We are subverting the sytem, and partaking in it.  We are handmaids whispering under the sheets, repeating our names.  We are branded with our hand-made handmaid numbers, we are credit card integers and social security IDs.  We are numbers slipping through machines, like money getting flattened, turning over and under in the press.

We are part male part female, part neither, part both.  We are water rising and sinking in a jar, in a glass, in a fishbowl.  We are looking out of the fishbowl to a distorted larger world, a more complex structure we do not yet comprehend.  We are those highways of leaf-cutter ants marching in procession, each a node, a facet of the larger network and yet hardly aware of it.  And yet we are looking in on the fishbowl, seeing ourselves, reflected in the glass, blown large by the walls of our existence.  We are examining ourselves, identifying our personalities and our projected selves mapped onto our situations: our daughter self, our singing self, our studious self.

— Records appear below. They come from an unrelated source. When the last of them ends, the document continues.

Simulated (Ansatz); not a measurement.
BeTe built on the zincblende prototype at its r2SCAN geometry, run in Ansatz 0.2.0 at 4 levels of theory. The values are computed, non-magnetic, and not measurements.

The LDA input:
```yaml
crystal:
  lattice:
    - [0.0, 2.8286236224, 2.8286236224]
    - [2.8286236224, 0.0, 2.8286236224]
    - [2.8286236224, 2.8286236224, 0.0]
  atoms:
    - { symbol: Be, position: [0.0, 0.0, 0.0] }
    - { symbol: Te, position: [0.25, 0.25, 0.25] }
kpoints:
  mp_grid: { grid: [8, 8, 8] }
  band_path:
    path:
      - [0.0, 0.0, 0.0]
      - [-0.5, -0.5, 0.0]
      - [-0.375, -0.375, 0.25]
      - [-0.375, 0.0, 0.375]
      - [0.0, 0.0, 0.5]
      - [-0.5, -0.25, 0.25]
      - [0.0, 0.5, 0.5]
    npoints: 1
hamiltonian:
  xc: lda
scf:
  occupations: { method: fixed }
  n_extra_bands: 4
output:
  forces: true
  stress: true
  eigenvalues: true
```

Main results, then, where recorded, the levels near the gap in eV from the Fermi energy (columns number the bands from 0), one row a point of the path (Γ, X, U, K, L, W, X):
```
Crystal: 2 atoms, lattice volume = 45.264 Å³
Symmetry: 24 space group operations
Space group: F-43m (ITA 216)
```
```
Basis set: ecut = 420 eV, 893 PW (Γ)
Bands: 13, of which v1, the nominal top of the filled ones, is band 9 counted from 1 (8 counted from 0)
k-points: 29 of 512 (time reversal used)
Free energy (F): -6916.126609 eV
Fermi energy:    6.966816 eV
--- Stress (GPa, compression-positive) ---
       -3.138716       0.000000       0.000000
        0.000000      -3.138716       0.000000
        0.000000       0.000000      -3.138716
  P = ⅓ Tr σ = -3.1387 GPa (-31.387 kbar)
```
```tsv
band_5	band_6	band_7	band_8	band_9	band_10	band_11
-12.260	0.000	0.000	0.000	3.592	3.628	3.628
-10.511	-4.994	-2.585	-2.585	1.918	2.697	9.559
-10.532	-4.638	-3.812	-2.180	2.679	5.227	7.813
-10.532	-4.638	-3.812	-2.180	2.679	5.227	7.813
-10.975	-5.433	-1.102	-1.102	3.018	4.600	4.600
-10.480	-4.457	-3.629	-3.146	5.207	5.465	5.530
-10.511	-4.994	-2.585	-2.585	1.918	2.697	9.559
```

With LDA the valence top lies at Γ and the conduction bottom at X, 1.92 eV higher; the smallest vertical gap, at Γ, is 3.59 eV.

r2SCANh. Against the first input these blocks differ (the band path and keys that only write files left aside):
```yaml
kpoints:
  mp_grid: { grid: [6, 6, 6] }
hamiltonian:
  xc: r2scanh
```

Metroplis clock. (http://weblog.ceicher.com/archives/clock5.jpg).

Ford assembly lines. (http://www.solpass.org/7ss/Images/ford%20assembly%20line.jpg).

We are Donna Haraway’s cyborgs: part human, part machine.  We are nature born, we are Joni Mitchell star-dust.  But we are working within The Machine, whatever it is — the government, the patriarchy, the society.  We are Metropolis, with its human-made machine parts, ticking, tocking.  We are people of the conveyor: people standing by the conveyor belt of Ford’s assembly lines.  We are on our phones, our iPods, our bicycles.  We are in our high heels, our collared shirts, our society.  We are technologizing and constructing our society (and being constructed by it, and totally reworking it).

We are Ryan.  We may not even realize it; we may just “play the game” (http://gandt.blogs.brynmawr.edu/web-papers/web-papers-4-multimedia-projects/video-games-and-avatars-enforcing-or-breaking-down-the-gender-binary-and-stereotypes/).  But deep down where no-one sees, we wear a “man’s” t-shirt, and we don’t wear jewelry.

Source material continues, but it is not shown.